Open marekhanzlik opened 10 months ago

marekhanzlik commented 10 months ago

Proposal

Hello, i'm looking for a way to monitor degraded jobs (or to know when are not all alocations in healthy running state) Right now i did not find a way how to monitor degraded jobs. I can see the failed allocations but they are unreliable after nomad cluster crash/outage.

Use-cases

Monitoring of long running jobs - to know when certain components of job failed and redeployment is prohibited by retry policy

Attempted Solutions

tgross commented 10 months ago

Hi @marekhanzlik! The answer to that depends on whether you're using general allocation health, Nomad native service discovery, Consul services, or just want metrics.

If you want to continuously monitor the state of all allocations in the cluster and store the results over the long term, another option is to use the Event Stream and then stream that off to a database or log storage or whatever interface you'd like for querying.

marekhanzlik commented 10 months ago

I use Nomad native service discovery I'll check the EventStream, that looks interesting But i don't think any of it solves my problem

I'll try to better describe it: Few days ago, we had a power outage on our dev nomad env which brought the nomad cluster down. After restart everything started OK but few jobs had a problem, one of the tasks in the job started failing and hit restart limit. After that allocation was dead and Job was reported as degraded, allocations metrics did NOT show any allocation as terminated (probably because GC ran? [and it is possible it was a manual one])

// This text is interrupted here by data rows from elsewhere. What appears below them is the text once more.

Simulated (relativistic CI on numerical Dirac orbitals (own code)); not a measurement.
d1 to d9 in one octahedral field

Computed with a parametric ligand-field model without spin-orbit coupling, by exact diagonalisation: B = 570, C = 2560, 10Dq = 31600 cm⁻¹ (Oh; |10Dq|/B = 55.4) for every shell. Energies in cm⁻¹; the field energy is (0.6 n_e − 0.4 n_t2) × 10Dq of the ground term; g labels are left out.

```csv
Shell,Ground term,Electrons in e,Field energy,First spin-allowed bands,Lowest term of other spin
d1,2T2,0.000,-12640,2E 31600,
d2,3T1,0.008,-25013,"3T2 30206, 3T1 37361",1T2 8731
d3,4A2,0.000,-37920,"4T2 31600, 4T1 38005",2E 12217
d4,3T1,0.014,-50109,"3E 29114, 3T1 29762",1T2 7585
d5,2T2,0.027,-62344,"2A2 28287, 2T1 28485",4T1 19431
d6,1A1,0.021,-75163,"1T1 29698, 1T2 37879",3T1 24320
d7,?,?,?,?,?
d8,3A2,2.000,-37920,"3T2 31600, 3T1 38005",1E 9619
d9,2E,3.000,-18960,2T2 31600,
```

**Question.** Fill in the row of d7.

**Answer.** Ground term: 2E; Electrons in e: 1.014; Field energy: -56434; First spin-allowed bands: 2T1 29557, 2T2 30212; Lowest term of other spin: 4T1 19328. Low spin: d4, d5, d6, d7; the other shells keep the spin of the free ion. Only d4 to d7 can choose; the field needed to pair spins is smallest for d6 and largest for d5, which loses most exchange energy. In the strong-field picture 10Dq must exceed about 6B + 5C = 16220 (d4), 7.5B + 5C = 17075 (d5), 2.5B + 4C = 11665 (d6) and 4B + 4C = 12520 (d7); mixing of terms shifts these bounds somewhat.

And my question is, how to catch jobs that got into Degraded state, or if there is any other metric that would implicate that. I dont think allocations alone suit this well

tgross commented 10 months ago

The reason I recommended the event stream is because it's an immutable record over what's happening in the Raft state, which includes what happens to allocations. As you've noted, allocations eventually get GC'd. What does seem to be missing is any kind of indication on the job itself that it no longer has the expected number of allocations. There are a few quirks to that, because the correct number of allocs for a system job vary depending on the number of nodes that fit, and batch/sysbatch jobs run to completion.

I'm going to mark this issue for further discussion and roadmapping. It seems like an obvious problem but we don't have a good first-class solution for it. (Although your own application metrics should also detect degraded states of the workload itself.)

marekhanzlik commented 10 months ago

After the brief look on even stream, to solve my problem, i would have to "reimplement" nomad deployment logic to know if allocation died, or if it was stopped because of new deplotment. Am i right? This seems redundant and fragile

On the solution: how does nomad UI checks and shows Degraded job status? Can it be easily exposed by metrics?

Or maybe dont GC allocations if the job is still running, but that would require to set some metadata on allocation about jobs latest version (if it is latest, dont GC, if it is not, GC)

PS: yes application metrics should know, but it is problematic on stateless services that run several times, the count is set in nomad and monitoring doesn't have a clue about that count

tgross commented 10 months ago

@marekhanzlik the reason we GC terminal allocations for live jobs is because Nomad's state store is in-memory. So if we didn't do that, you could have a job version that lives for a very long time (even years!) and steadily uses up more and more memory as allocations are replaced due to draining.

What you might want to do for your case is to adjust the server#eval_gc_threshold value. We GC allocations at the same time we GC the evaluations that created those allocations (I should make this more obvious in the docs). So you could update to something like eval_gc_threshold = "72h" and then you'd still see several days worth of evaluations and allocations, even after they are terminal.

Note that I would not do this if you have a large number of batch jobs, as all those completed batch job allocations will end up sitting around in memory rather than getting GC'd.

marekhanzlik commented 7 months ago

Thanks for the information. I was thinking about this a bit more and wouldn't it be a good idea to create separate gc_threshold just for the batch jobs? If the GC (in some way) affects monitoring, and it is (at least by my thinking) affects only long running jobs - because i don't think the batch job can be in degraded state, why not separate the GC for them.